Google has updated the Music Manager for its cloud-based music service. While you could previously use the manager to upload as many as 20,000 songs to Google Music or to download tracks you’d purchased from the service — now you can use it to download the songs you’ve uploaded.

Google Music Manager

In other words, you can use Google Music to backup your music library, stream it to any computer with a web browser or to your Android phone or tablet, and download your music to a PC.

So you can create a backup of your music collection using Google Music and re-download it if your hard drive crashes, you laptop is stolen, or you buy a new PC.

Unfortunately there’s no easy way to download just a few songs at a time using the music manager. What happens when you click the “Download my library” button is that Google asks you what folder you’d like to store your music in, and then is starts to download all of your songs.

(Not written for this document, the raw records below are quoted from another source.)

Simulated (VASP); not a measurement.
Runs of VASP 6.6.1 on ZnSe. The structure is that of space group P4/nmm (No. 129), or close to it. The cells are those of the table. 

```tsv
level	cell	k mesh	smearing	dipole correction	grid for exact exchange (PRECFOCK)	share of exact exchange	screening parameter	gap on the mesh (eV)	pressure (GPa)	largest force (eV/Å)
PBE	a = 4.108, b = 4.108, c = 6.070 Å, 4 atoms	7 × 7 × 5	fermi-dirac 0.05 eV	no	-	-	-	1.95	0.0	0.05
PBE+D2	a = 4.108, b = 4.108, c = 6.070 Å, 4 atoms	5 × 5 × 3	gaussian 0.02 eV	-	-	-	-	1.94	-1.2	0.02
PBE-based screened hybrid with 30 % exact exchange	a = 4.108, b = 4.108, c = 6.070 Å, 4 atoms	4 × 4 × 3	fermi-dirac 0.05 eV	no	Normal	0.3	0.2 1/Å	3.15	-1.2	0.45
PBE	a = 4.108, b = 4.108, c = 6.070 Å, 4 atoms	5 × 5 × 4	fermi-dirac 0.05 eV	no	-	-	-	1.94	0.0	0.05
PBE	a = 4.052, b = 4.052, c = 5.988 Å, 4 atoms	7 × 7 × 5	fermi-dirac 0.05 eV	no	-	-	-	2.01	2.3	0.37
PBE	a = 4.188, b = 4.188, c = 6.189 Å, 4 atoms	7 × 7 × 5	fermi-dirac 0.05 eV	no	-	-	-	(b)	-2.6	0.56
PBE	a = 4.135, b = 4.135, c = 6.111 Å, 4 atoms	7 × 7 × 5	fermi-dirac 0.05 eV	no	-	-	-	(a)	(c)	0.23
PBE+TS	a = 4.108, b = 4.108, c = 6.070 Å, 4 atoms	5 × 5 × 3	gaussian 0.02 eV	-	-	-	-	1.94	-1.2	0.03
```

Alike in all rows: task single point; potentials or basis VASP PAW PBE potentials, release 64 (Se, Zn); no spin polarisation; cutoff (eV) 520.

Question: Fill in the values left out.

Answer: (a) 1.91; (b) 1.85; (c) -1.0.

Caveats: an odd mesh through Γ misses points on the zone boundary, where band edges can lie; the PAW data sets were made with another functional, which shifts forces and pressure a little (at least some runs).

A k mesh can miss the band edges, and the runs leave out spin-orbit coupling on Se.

But you can download individual tracks or albums from the Google Music website.


Brad Linder

Brad Linder is editor of Liliputing and Mobiputing. He's been tinkering with mobile tech for decades and writing about it since...

4 replies on “Google Music now lets you download your music collection”

    1. I didn’t feel like downloading a few thousand songs to find out for sure — but when I use the web-based download tool, songs seem to be encoded at the same bitrate as I used to upload them.

      One file I checked was 128kbps when I uploaded and the same when I downloaded. Another was 192kbps. It looks like this is a real music locker rather than links to an iTunes-in-the-cloud style music library. 

      1. Ah, I was thinking of non-MP3 uploads – specifically AAC as iTunes uses.  I’m in the process of uploading my collection now, it has been running for a couple of days.  Right now 9,574 of 16,069 and counting.  And all of my music is 128 or 256kbps AAC – ripped or purchased.  Google Music re-encodes everything to MP3 for streaming, and from the docs they use 320kbps MP3 for maximum quality.  I guess it makes sense that they wouldn’t re-encode anything already in MP3 format.

  1. yeah, its really a fabulous process, The innovation of Google Music brought a popular on-line library tool.
    whether it is applicable to both audio and video file format?